This post has been written by BA Insight Guest Blogger, Agnes Molnar, Founder and Managing Consultant, Search Explained. There are many facts that have to be in place and fit together in order to make Search good and successful. One of them is metadata – in this post I’m going to show you why and how to get its real benefits in Enterprise Search.
First of all, let’s see where we use metadata in search. The first screenshot is a typical Enterprise Search user experience is SharePoint 2013:
What can we see here? Query, results, Hover Panel, refiners, etc. – All based on metadata. There are a lot of operations behind the scenes, too: query rules, ranking models, result sources, etc. – Again, all based on metadata.
Let’s move one step forward. The following picture shows a customized, advanced Search Based Application:
Everything you can see on this screenshot is metadata: filters applied, data displayed, inputs of charts, etc.
By now, you should get the point. If you don’t have metadata on your content, the chance your Search can be good is tiny. Your content without metadata is like files stored in a file share. Findability is very poor, and the number of duplicates and multiplications grow exponentially. You are on the best way to end up having a content silo.
Having metadata on the content is less than 50% technology. It’s much more about human behavior, habits and psychology. Even if we have the technology ready, people tend to fill the properties (metadata) with incorrect values. The most common reasons:
- They are not sure what to enter into the fields.
- They are not educated how to use the metadata forms.

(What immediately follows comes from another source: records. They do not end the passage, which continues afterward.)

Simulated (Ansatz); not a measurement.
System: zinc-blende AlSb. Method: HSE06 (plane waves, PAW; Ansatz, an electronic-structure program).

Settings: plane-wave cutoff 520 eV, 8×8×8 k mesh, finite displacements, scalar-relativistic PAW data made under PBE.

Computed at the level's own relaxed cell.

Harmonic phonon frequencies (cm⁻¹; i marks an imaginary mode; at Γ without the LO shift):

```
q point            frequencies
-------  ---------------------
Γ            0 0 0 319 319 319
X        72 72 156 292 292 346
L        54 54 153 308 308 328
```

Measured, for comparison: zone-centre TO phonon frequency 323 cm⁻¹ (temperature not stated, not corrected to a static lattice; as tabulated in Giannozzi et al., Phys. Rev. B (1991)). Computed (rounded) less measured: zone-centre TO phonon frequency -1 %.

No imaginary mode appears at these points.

- They are not motivated to spend even a couple of minutes to fill in the forms. It’s much easier and more convenient to leave them empty. And even if the metadata is required, users are not motivated to fill it the proper values. Much easier and more convenient to choose the first or the default value, or enter something like “qwerty” or “123”.
Side note: People tend to tag pictures on Facebook much more than enterprise content in their everyday job. The reason is mostly psychological: they are motivated much more on Facebook through getting more likes and comments. In the business, we have to do the same: we have to find the way how to motivate our users to use the metadata capabilities in the most effective way.
The result is: although technically we have metadata on the content, the metadata is incorrect, inconsistent and messy.
In this case, our Search application will be even worse than without metadata. Bad metadata is misleading. Inconsistent metadata is hard to track and correct. We put a lot of efforts into a system that gives more headache than help.
Manual vs. Auto-Tagging
There are two options to put metadata to our content.
Out-of-the-box, we have Manual Tagging: users can add, modify and remove metadata manually, by their best will and knowledge. This feature is great but has some limitations:
- Users make mistakes, even with the best will. These mistakes lead us to have bad, improper metadata.
- Entering metadata manually is slow. If you add millions of documents during a migration, for example, it’s almost mission impossible tagging all the documents properly.
- As we’ve seen above, people tend to skip tagging or to choose the default values. Avoiding this is a complex, cultural change.
To get the full benefits of the tagging features, we need some more sophisticated solution, and this can be Auto-Tagging or Auto-Classification. With this method, some additional engine does the tagging, based on the rules we set up in advance. Basically, there are two different approaches in Auto-Tagging:
- Pre-defined taxonomy based classification. In this case, we define a domain specific taxonomy, for example manufacturing, healthcare, insurance, etc., and the tagging happens according to these. The pre-defined taxonomy can be purchased from a taxonomy provider, or can be prepared by our own.
- Analyzing the current content corpus and create the taxonomy by it. This needs advanced linguistic and intelligent features in order to be able to extract the “useful” information as tags from the content.
- Of course, we can use a “hybrid” solution, where we mix the two methods described above. Taxonomies always have to be edited and maintained by human resources, as machine algorithms cannot replace human intelligence and subject matter experience.
As you can see, metadata is critical for providing good quality Enterprise Search (and findability!) solutions. Technically, we have options to tag our content with various types of metadata, but manual tagging never can be as good as an automated or half-automated way. But the key for auto-tagging is a proper, domain specific taxonomy – general, good quality- auto-tagging is still like a sci-fi story.